Those guys who came by the office to ask for protection money kept breaking things. Like I’m going to pay people that clumsy to protect me!
Results are in: a lot of people took the “never change” yearbook inscription way too seriously.
wife: you need to put the dog down
me: [challenges dog to rap battle}
Did you know?
A cowbird will sneak into another bird’s nest, lay her egg, and leave it for the other bird to raise.
And I’ll be damned if that isn’t the best parenting hack I’ve ever heard.
Mermaids is much more serious than mermsyphilis.
Tandem parachute instructor: Is this your first time?

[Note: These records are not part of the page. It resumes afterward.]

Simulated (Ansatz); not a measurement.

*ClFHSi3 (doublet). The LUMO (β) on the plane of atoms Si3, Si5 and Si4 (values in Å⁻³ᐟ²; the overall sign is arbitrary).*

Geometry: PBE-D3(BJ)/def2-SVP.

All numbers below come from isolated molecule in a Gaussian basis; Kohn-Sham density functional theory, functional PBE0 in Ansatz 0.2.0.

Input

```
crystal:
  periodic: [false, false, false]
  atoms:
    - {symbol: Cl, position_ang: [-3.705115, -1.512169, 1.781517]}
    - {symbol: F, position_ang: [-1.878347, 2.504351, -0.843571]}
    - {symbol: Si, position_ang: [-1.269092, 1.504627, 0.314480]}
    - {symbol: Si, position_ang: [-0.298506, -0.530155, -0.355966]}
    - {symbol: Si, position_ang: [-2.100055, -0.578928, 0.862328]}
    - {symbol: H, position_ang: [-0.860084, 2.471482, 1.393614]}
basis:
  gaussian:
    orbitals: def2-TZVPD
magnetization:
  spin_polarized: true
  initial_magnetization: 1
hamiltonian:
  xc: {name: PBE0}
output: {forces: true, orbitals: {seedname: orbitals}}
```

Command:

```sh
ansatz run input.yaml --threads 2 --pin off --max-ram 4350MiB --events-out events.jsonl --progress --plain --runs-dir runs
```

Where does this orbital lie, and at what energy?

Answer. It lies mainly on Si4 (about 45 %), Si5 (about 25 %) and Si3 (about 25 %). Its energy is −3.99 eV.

Me: No I’ve been terrified loads of times
Tandem parachute instructor: I meant doing this
Me: Oh yes, first ever hug and I like it
Dracula is never rebooted, merely revamped
Executioner: say your last words
Me: your last words
Executioner: I’m gonna enjoy this one
If you’ve seen one shopping centre, you’ve seen a mall.
If “bae” means bacon and eggs then yes, I’m chilling with my bae
I’m texting hubs a grocery list one item at a time so he can experience his phone blowing up
Him: I’m so high right now…no one has ever been so high
Me: oh yeah? *whips out a photo of my hair circa 1989*
Wouldn’t it be WAY weirder if Taylor Swift DIDN’T get all excited at her boyfriend’s games? Like, what if she just sat there, stone-faced?
seems the leprechauns have supply chain issues just like everybody else
Me: *pointing gun* put all the money in the bag
Him: sir this is a food bank
Me: put all the broccoli in the bag
Me: Coke please
Server: Sorry we don’t have Coke. Is vodka ok?
Me: Why yes, yes it is
Sending an insult with a typo is like laughing at someone for tripping and falling and then tripping and falling right front of them.
“Rapunzel! Let down your hair!”
RAPUNZEL: Hey hair, ya wanna go get ice cream?
HAIR: Yeah!
RAPUNZEL: Well too bad. Because we’re not.
“I think I stepped in some upchuck”
What’s up, Chuck?
“Not much, but my name’s not Chuck”
*vomits*
Good news: My son cleaned his room
Bad news: He found his harmonica
i don’t know what just happened, but i was at the animal shelter before work and a toddler walked in and pointed at me and went “i want that one” and his mom just looked at me and said “you can’t have that, that’s a grown man”
Staples is attempting a hostile takeover
of its rival Office Depot.Office Depot has retaliated by
snapping rubber bands at Staples.
If you’re trying to console someone who has a tattoo with their ex’s name on and they just broke up, don’t say ‘haha that’s tattoo bad.’
Parent teacher conferences in college:
Mom: how’s my son doing?
Prof: I’ve never seen this man in my life
Dating Profile – Don’t listen to what my wife says, I’m really pretty nice.
Welcome to your 40s. You now have one random eyebrow hair that grows faster than the rest
DATE: Let’s go to your place.
ME: We’ll take my car *pulls out Hot Wheels car*
DATE: …
ME: Just kidding.
DATE: Oh, thank God.
ME: I don’t have a place. I’m homeless.